I have taken my plastic Tempest out in a variety of conditions now and my opinion remains the same---it's very good. I am relativly comfortable with it in rough seas(compared to my old perception vizcaya), like the speed and particularly like the skeg--much better than a rudder--it helps me go in a straight line, avoid windcocking and at the same time remained braced inside the kayak---a difficult thing to do with loose rudder pedals. If I had to fix one thing it would be the hatch covers. They are fine when the boat remains upright even in rough seas but when I roll with it a little water gets in the front and day hatches and a little more in the rear hatch(although it may be that I wasn't carful in closing it) I certainly don't have the fear of death that one of the reviewers below did---there was just a smidgen of water in the front and day hatches and less then a pint in the rear and that was after rolling about 15 times. Also all the covers stayed on---they were nowhere close to falling off and at that rate I would have had to roll 100 times before the water reached a level to effect the boats boyancy--my advice would be to keep your camping equipment in dry bags and make sure that the hatch covers are sealed by pushing the rubber down over the lip before the bungee cord goes on. Incidently I met a Registered Master Maine Sea Kayaking Guide while paddling last week end and he told me that this problem with the hatch covers is typical of so called British Design boats. He was paddling a Current Designs with similar type hatches and hull design as the Tempest.

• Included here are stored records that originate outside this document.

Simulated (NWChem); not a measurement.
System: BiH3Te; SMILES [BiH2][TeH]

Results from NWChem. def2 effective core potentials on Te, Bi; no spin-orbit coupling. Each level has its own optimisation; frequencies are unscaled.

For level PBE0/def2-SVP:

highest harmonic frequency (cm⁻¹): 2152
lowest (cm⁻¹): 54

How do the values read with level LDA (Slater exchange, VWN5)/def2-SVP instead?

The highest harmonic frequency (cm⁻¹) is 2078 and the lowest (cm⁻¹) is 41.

I bought my Tempest 170 last October after renting one in Canada. I got a great deal on it ($896.00 brand new at my local dealer's year end sale in Bangor) I had paddled a Perception Vizcaya for the past three years but felt the need to move into something that could hold more gear and take bigger seas. Also my Vizcaya had a rudder which I hardly ever used. I wanted an Engish style kayak with a retractable skeg, not only for esthetic reasons(looks a hell of a lot better) but because I've always felt more comfortable steering with a paddle then with a rudder, probably due to my coming to sea kayaking from white water river paddling. I find it much more secure to turn with a paddle, and hence being ready to make an instant brace, then using a rudder. I've had my Tempest out in October, November and in March, a couple of weeks ago. I was in 15-20 mph winds with 2'--3' waves on upper Penobscot Bay--the boat handled beautifully--to those critics who complain that the skeg isn't sufficient in a cross wind(at 35 mph)and that they had to do a lot of bracing, well acutually a rudder wouldn't have been sufficient either. I couldn't imagine going out in a 35 mph wind and not having to do a lot of bracing, unless you are on the Queen Mary. Where I really notice the difference between the skeg and a rudder is going down wind in a chop. On a rudder equipped boat, any chop 2' or more will lift the stearn and rudder out of the water when going downwind, causing the boat to weather cock and requiring strenous correction with the paddle. In a skeg equiped boat, unless the seas are huge---10' plus---the skeg will remain in the water going down wind and the boat will not weathercock. Also the Tempest rolls easier than a 2 doller chippie. Literally all I had to do was think about rolling up and up I came. Finally the seat is extremely comfortalbe when compared to my old boat. I can sit in it for two hours without geting the numbness in pain I used to get in my prior boat after one hour. I'm looking forward to doing a lot of camping and paddling in heavy seas with the Tempest this summer and will get back to you regarding this. But for right now I don't think you could get a better boat for the money.

I've owned my vizcaya for three years now and have paddled most places along the Penobscot Bay -Frenchmen's Bay regions, as well as some of the larger lakes, in the state of Maine, including Moosehead, the largest. The boat tracks extremely well going into the wind and even goes well with the wind abeam(from the side). Down wind it does have a tendency to weather cock if the rudder isn't used, but then so do most boats. The answer is either to use proper paddling technique(ie be ready to correct the move before it happens) or put your rudder down. As far as self rescue goes, I can roll the boat fairly easily and because of the large cockpit and fairly wide beam(24 inches) can usually do a paddle float rescue without much trouble(in the event I blow the roll.) I'm a little suprised that BigJockBob, at 6'4" and 210 lbs finds the boat too heavy at 65 lbs to paddle when it is loaded or to lift on top of his car(hint unless he goes to kevelar or fiberglass it is unlikly that he would find any boat of equal length that is any less heavy) I'm 5'11" and 173 lbs and have no trouble either loading it or paddling it either empty or loaded. I do find the front compartment somewhat small because of the design of the bow. Also the boat can be somewhat wet when going through waves 3' or higher, for the same reason. I've paddled this boat as far out as Isle au Haut as well as doing a circumnavigation of Islesboro and had no significant problems--it handles chop up to 4' with relative ease. On one memerable trip in East Penobscot Bay in the Pond Island--Eggemogin Reach area I paddled for at least 2 miles in beam seas of 3-4'and 20+knot winds without putting the rudder down and did fine. I also spent a 4 day camping trip on Moosehead Lake(40 miles long--8 miles wide) without having to resupply. In all I'm quite satisfied with the vizcaya--she has taken me where I want to go at a good price $750 fully expedition equipped for a one year old boat. I'm sure that a more expensive boat $2500 or so would be better, but for the money, I got good value.